Senate debates
Thursday, 5 February 2026
Statements by Senators
Cost of Living
1:34 pm
Penny Allman-Payne (Queensland, Australian Greens) Share this | Link to this | Hansard source
Right across the country kids have been going back to school and starting their new year. For families, this should be a time of excitement—first-day photos, new routines, fresh starts. But instead for too many parents and carers it's a time of huge stress and anxiety about how they are going to pay for it all. If families feel like they can't get ahead, they're not alone. The Smith Family has found that nine in 10 families they support are worried about affording basic back-to-school essentials. This is now the third year in a row that more than 80 per cent of families say they cannot afford the things their children need for school.

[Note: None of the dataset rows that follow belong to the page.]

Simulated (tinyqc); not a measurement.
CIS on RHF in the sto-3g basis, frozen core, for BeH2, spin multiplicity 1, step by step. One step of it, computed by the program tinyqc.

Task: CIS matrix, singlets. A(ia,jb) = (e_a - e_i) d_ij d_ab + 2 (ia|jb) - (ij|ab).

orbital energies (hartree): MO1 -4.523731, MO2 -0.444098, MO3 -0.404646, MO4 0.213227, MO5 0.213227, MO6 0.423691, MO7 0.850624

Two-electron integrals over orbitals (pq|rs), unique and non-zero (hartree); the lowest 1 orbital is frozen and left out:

In a wealthy country like ours, that should shame us. Why are one in six children growing up in poverty? Parents are being pushed to put school books, lunches and extracurricular activities on credit cards, going into debt just so their kids don't miss out while big corporations continue to make record profits. At the same time, Labor is still allowing one in three big corporations to pay no tax at all. Unless they choose to do things differently, this crisis will only deepen. Within the next year, more than one million children are projected to be living in poverty. Labor could make different choices. They could tax big corporations and billionaires fairly, not working people, and invest properly in families and children. The Greens will always put the needs of kids and their families over big business, billionaires and big corporations. The question is: does Labor have the courage to do the same?